CS145 Project Part 7
CS145 - Introduction to Databases
Spring 2000, Prof. Widom
Personal Database Application: Part 7
Due Wednesday May 24
There are several aspects of this final part of your programming
project that are different from the previous parts:
- The due date is on a Wednesday, not a Monday. You have 9 days
to complete this part instead of a week.
- This part will be turned in electronically. It must be
submitted with a timestamp of Wednesday May 24 or earlier.
That is, you may not submit after 11:59:59 PM on May 24. Furthermore,
there are no late days permitted on this project part. To
receive credit for this part, your project must be submitted on time.
Details of electronic submission will be given in a posting to the
class mailing list several days in advance of the due date.

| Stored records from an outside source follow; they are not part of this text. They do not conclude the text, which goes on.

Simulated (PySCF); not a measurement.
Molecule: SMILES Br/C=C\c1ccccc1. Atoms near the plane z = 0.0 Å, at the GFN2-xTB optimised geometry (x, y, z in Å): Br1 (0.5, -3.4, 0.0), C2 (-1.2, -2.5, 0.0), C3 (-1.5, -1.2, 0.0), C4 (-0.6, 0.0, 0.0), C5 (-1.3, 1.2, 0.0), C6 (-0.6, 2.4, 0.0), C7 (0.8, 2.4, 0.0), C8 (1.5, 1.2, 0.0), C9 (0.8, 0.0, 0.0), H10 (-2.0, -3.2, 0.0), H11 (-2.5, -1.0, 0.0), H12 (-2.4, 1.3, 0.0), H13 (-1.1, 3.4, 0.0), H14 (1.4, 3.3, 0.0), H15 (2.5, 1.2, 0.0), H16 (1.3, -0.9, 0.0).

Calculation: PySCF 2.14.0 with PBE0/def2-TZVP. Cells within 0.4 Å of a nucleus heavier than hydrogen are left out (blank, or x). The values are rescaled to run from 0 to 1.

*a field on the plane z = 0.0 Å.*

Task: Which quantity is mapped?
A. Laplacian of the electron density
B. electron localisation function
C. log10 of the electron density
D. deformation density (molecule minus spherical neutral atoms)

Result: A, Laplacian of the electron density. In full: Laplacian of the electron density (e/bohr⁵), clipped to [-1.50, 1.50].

- This part will be graded out of 15 points, and it will be
counted one and a half times as much as the other project parts. A
maximum of 15 points will be given for projects meeting the minimum
specification for this part. Up to 5 total additional points may be
given in special circumstances:
Also note that as we grade this part of the project we will be
selecting the winners of the project
contest (described in the Course Information handout). Although
the winners will be selected based on sustained novelty and quality of
work throughout the project, certainly doing a whiz-bang job on this
last part cannot hurt.
- To students who had difficulty completing
previous project parts but have now caught up and finished the entire project.
- To students whose project goes well beyond the minimum
specification for this part.
There is one very important Oracle handout for this assignment:
Please review this handout very carefully before beginning your work.
Your assignment this time is straightforward: build a user-friendly Web
interface to your PDA. As we discussed at the beginning of the
course, a huge number of Web sites are based largely on a relational
database system. The HTML pages a user browses are generated from the
database, and user actions and inputs result in behind-the-scenes SQL
queries and updates. Although the database-backed site you will
create is not likely to be as snazzy as a typical Web shopping or
auction site, the basic idea is the same. Here are some general
- Similar to Project Part 5, your Web interface should offer the
user several (at least five) different types of interactions that
involve the database. You may base your Web interface on the same
five operations you implemented for your application front-end in
Project Part 5, or you may use new or additional operations.
- The less your Web site looks like it is interacting with an
Oracle database, the better. At the very least, the user should be
completely shielded from anything resembling SQL.
- Sophisticated error handling is not necessary, however your Web
site definitely should not "lock up" regardless of how the user
chooses to interact with it.
- Most interactions should involve some sort of input values in
addition to the user pressing a Submit button. Whenever
possible, input values should be specified using menus, radio buttons,
checkboxes, scrollers, etc. Text input boxes may also be appropriate.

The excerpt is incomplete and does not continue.